PM Modi takes stock of preparations for Ayushman Bharat

modi-aiib-pti Prime Minister Narendra Modi delivers his inaugural speech for the third annual meeting of AIIB, in Mumbai on Tuesday | PTI

Ten days before he launches the big-ticket healthcare scheme, Prime Minister Narendra Modi is taking stock of the preparations.

PM Modi, who will announce the Ayushman Bharat scheme on August 15, was briefed by officials from the ministry of health and family welfare, NITI Aayog and PMO, on Saturday. The officials updated the PM about various aspects of the scheme, including preparations in states and development of the technological infrastructure associated with the scheme, according to the PMO.

The scheme, Ayushman Bharat-National Health Protection Mission (AB-NHPM), will provide “health assurance” cover of upto Rs. 5 lakh per family. It will cover over 10 crore poor and vulnerable families.

Coming at a crucial time before the 2019 elections, AB-NHPM is being closely monitored by the PMO. PM Modi is pitching it not just as an insurance scheme that provides financial cover for tertiary care, but as an “assurance” scheme that goes much beyond. “Assurance is different from insurance in that it includes other social determinants of health. It includes factors such as good infrastructure, community participation, sanitation and nutrition too,” said a health expert who did not wish to be named. “The government, however, is using the term in a narrow way. Their ‘assurance’ is that poor people don’t have to pay premium; the government pays for them, and they get some health cover,” the expert said.

The Centre’s plan is to cover preventive and primary healthcare too, by upgrading 1.5 lakh sub-centres in the country, and transform them into health and wellness centres. A sub-centre is the first point of care in a village, currently manned by a auxilary nurse midwife (ANM), and offers immunisation and antenatal care services. Under AB-NHPM, the plan is to upgrade these by appointing a team of healthcare professionals headed by an AYUSH doctor, and expanding the range of services.

In April, the Prime Minister had also inaugurated the first ‘Health and Wellness Centre’ in Bijapur district in Chhattisgarh.

As of now though, the focus is on the insurance scheme, and the ministry of health and family welfare is racing against time to get everything ready for the launch, including getting the states to sign an agreement with the Centre.

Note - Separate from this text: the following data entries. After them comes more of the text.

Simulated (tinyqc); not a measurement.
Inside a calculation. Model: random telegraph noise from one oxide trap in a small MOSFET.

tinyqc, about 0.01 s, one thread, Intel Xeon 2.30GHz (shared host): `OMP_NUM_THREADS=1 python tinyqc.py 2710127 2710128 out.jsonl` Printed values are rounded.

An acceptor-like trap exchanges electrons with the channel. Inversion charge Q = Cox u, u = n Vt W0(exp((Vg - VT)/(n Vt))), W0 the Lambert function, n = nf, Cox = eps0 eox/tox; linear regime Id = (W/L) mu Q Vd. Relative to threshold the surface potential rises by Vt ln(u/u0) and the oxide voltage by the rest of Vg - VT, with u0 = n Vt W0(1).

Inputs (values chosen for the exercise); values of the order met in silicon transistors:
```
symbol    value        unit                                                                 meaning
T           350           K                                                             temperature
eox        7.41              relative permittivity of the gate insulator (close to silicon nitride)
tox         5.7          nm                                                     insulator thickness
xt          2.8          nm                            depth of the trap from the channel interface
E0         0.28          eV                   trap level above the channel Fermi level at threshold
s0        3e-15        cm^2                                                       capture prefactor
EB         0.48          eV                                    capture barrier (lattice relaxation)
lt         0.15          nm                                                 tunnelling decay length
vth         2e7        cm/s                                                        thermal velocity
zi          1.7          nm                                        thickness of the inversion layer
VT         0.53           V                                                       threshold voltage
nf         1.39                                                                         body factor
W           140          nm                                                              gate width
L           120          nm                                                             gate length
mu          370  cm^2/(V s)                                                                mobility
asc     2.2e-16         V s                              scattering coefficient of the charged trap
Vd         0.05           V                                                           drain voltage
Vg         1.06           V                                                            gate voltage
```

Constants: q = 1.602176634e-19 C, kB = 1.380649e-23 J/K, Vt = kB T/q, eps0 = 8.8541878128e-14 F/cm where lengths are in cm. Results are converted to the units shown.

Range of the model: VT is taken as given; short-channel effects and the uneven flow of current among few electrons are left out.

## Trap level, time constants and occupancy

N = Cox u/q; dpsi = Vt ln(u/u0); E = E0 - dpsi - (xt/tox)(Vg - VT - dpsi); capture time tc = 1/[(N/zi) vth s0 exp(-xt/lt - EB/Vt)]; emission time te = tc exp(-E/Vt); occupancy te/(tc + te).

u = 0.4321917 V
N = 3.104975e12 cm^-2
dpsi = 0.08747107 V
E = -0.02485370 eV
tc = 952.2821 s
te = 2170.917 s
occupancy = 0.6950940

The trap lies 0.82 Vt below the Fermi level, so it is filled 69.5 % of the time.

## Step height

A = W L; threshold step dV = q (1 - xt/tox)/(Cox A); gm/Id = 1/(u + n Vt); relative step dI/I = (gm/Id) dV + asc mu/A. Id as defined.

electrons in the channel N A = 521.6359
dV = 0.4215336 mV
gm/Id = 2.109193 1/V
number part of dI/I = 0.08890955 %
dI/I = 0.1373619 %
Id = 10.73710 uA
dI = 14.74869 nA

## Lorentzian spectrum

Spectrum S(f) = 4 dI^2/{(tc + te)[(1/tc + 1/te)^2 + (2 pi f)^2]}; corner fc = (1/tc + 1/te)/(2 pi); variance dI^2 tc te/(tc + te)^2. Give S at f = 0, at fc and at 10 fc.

On Thursday, Rajasthan became the 27th state to sign it. For the Centre, it’s a shot in the arm because of media reports about the state's “unwillingness” to join the scheme. Despite it being a BJP-ruled state, there were concerns in Rajasthan around merging the Centre's scheme with the state’s existing health insurance programme.

However, the ministry of health and family welfare had contended that both Rajasthan and Maharashtra were “willing”, and would sign the agreement soon. The existing state insurance schemes were covering a larger pool of beneficiaries than the Centre's scheme would, and hence, were only taking time to “review the financial and operational implications” of this convergence, it had said.